High-rise towers are coming to Berkeley, whether the city likes it or not.

On Feb. 23, the City Council approved the construction of a 20-story complex in Berkeley’s Southside and a 23-story complex in Downtown Berkeley. While skyscrapers may seem novel in Berkeley, these projects are only two of the many proposed in recent years. While these projects promise much-needed density, they also expose a new and urgent conflict at the heart of California’s housing policy: the push for affordable housing risks sacrificing the rights of the workers who build them.

For most of its history, Berkeley’s cityscape has remained lush and horizontal, consisting predominantly of single-family homes, leafy streets and quiet residential blocks. The upzoning of the idyllic aesthetics signals a rising trend that seeks to challenge the century-old suburban ideal.

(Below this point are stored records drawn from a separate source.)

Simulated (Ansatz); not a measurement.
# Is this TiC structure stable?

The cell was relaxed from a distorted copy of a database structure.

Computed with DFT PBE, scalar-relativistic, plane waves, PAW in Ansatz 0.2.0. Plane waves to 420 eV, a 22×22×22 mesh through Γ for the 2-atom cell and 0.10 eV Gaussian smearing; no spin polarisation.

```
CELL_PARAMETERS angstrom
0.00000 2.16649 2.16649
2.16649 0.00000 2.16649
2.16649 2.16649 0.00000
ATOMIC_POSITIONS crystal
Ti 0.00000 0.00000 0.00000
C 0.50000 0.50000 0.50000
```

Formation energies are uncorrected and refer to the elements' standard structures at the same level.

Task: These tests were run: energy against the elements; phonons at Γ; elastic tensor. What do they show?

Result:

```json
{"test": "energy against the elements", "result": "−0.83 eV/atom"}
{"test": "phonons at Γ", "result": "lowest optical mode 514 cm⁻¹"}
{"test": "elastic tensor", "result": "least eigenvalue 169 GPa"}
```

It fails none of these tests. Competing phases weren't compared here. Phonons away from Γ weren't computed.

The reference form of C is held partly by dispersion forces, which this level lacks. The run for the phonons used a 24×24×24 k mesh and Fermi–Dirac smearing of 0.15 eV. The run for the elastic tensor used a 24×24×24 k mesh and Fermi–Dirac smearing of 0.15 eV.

The urban planning policies that shaped Berkeley structurally prevented equitable access to housing. Since the city passed one of the nation’s first zoning ordinances in 1916, a plan championed by developer Duncan McDuffie to protect his investments from deterioration and local residents “against the nuisances from which they have suffered for many years,” the city’s design has been used to entrench division. By concentrating single-family homes in the eastern hills and dispersing multi-unit housing in the rest of the city, the code effectively prevented the formation of mixed-income communities, separating the wealthy from the poor and white people from people of color. More than a century later, this framework has ossified into a cityscape defined by segregation and a housing market defined by high rent and few options.

Against the conventions of Berkeley’s urban planning, the high-rise towers offered a radical reimagination. In recent years, California lawmakers have increasingly pushed cities to create denser housing to address California’s housing shortage. However, the strive for denser housing does not come without tension.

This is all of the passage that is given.